Debian is stable.... you're not going to get anything but security updates and bug fixes. If you need new features, install backports, move to Siduction based on unstable Sid or stick with Ubuntu.
Ok, that's what I thought, however, I guess I was expecting at least a few bug fixes and/or a security update in the first 10 days... Maybe not though. I'll have to check my sources.list file next time I restore the image and make sure it's good. That's all I can think of. Meanwhile, I'm on Mint Cinnamon 18.2 right now...
They'll come out very infrequently.... like weeks or even months. Debian is to the deb. world what RHEL/CENTOS is to the rpm. world. A stable and dependable long term OS. A new version appears roughly every two years. If you want bleeding edge, there's Siduction which is a rolling release and with Ubuntu, you can upgrade roughly every six months - between LTS releases.
For what it's worth department, I restored my Debian 9 Gnome image 5 days later and now everything is updating and working great, there were a dozen or so packages updated today. So it's back to Debian for me...
In a stricter sense, if we consider a pure UEFI boot with secure boot enabled, the popular Arch/Manjaro distros still do not support UEFI with secure boot. It's truly a pity, as they still view secure boot as a Microsoft monopoly effort rather than something that does provide some computer security.
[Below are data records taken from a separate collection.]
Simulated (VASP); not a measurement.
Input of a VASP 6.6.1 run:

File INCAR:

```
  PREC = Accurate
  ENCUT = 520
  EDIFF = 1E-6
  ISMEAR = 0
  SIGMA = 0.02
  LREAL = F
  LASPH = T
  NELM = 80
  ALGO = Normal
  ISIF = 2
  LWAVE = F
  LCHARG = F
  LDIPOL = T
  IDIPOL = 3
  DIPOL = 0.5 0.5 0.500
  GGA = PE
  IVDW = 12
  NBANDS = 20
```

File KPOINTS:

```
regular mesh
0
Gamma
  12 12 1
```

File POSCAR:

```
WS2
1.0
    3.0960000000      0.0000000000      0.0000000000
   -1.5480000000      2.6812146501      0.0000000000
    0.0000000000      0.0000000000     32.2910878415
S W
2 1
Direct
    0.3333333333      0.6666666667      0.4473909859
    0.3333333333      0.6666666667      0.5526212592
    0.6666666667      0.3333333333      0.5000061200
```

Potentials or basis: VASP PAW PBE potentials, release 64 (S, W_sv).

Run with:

Reporting back. I just installed using a Deb 9.3 (third iteration) net install cd. It is a bare metal machine running Stretch Cinnamon. Complete rebuild not an upgrade. The install went pretty smoothly with one glaring exception. There is a known bug in the installer regarding the handling of sudo/su/sudoers. If you set a root password during install and then later during the install you set a user and password it will NOT work out of the box when you mount the system. Many, many folks have seen this, while some don't. I assembled a few quick steps to remedy this issue and once learned its an easy fix. The terminal commands to set various items of interest have been changed, which I guess is to be expected when you go to a new version. e.g. setting autologin of the user, setting the sudoer file for that user to universal access with sudo password. Its all easy stuff just a small learning curve. So far I have been loving Stretch and if my love for this continues another week I'll be moving all my Jessie machines to Stretch. Nice graphics and very smooth. Install went well on my VM's before going bare metal.